Monday, May 4, 2020

Day 50: who eats gnats?






OUR TOP STORY TONIGHT!


looking down on a blue-gray?  


At Day 50, we are in limbo. We have the lyrics of that old song by The Clash running through our heads, "Should I stay or should I go?"

Yet, given the choices, we elected to stay. 

To say a blue-gray gnatcatcher is petite is like saying an elephant is a jumbo. We’d be stating the obvious, the elephant in the room so to speak. And to be politically correct, they know they are petite.

At .23 ounce, it would take four blue-grays to make an entire ounce, or 64 to make a pound of the diminutive bird that really only weighs about twice as much as a local hummingbird.

Blue-grays eat tiny insects, leafhoppers, midges, gnats, "no-see-ems" and it is hard to see how you can make a meal on such insect minutiae. It’s like being the last kid at the table and you don’t get a wedge of cornbread but the crumbles at the bottom of the pan. 
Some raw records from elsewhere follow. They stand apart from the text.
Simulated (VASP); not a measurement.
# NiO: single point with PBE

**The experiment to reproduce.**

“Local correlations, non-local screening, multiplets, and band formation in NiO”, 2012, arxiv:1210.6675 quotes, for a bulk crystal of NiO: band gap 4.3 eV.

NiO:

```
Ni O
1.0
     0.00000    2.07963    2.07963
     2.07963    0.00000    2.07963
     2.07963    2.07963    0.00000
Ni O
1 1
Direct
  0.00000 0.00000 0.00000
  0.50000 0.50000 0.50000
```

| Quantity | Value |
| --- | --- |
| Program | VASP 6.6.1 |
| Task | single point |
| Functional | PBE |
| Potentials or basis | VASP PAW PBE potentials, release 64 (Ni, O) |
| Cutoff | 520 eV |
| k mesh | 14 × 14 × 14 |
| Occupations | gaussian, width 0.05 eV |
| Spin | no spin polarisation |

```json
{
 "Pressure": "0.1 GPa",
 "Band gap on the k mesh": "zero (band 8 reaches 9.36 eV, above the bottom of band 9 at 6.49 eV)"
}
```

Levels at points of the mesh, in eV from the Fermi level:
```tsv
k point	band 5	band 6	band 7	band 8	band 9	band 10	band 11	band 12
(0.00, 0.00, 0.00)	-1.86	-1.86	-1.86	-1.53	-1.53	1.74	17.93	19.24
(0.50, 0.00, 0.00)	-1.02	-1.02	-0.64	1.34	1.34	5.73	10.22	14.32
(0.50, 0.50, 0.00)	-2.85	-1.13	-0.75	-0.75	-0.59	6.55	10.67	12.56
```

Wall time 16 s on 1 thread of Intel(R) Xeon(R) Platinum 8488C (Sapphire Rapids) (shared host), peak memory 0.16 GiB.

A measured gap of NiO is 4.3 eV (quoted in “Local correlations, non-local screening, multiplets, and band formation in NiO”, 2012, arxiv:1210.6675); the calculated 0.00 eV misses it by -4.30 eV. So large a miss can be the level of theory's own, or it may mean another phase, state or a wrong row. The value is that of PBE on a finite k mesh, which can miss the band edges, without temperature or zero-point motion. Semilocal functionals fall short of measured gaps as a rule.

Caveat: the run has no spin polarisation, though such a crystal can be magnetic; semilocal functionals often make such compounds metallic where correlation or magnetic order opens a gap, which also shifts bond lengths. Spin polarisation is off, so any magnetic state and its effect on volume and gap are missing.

Blue-grays are only here during the nesting season and tend to be high in the trees. If you see one, it is most often its belly or undercarriage you are looking at through the branches.

That’s why the editorial we was surprised to spot one looking for food on the ground with us peering down from the second-floor deck off our periodical room. It was our belly the blue-gray was looking at. 


Still, it makes us wonder: are there fewer tiny insects in the canopy? And yet, another sign that the collective biomass of all insects has suffered a major decline?